CRDTs: The Hard Parts
What Are CRDTs and Why Should You Care?
Imagine you and a colleague are working on the same Google Doc while on a plane with no internet. You're both typing away, making changes independently. When you land and reconnect, your changes magically merge together without conflicts. That's the kind of problem CRDTs solve.
Conflict-free Replicated Data Types (CRDTs) are clever algorithms that let multiple people edit the same data simultaneously, even when they're offline. When everyone comes back online, CRDTs automatically merge all the changes into a consistent state - no manual conflict resolution needed. They power collaborative tools like Google Docs and Figma, as well as distributed databases and other systems that need to work across multiple locations.

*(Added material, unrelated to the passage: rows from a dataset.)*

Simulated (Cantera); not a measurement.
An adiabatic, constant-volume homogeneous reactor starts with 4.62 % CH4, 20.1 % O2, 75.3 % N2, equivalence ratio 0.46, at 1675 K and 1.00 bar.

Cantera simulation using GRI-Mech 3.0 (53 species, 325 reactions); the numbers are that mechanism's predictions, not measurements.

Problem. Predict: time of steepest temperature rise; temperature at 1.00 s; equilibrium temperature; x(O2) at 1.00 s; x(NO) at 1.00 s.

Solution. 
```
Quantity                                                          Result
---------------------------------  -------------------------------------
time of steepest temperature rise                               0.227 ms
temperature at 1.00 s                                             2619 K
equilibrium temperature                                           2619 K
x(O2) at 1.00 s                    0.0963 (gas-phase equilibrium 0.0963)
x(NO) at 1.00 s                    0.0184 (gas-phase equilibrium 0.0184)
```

The basic idea sounds simple, but as Martin Kleppmann reveals in this talk, the devil is in the details. While CRDTs are conceptually elegant, implementing them correctly is surprisingly tricky. Many published algorithms have subtle bugs that cause weird behavior in edge cases. Even worse, naive implementations often perform terribly - we're talking about 100x more memory usage than the actual data!
In this talk, Martin goes beyond introductory CRDT concepts and shares hard-won lessons from years of research on making CRDTs work in real-world applications.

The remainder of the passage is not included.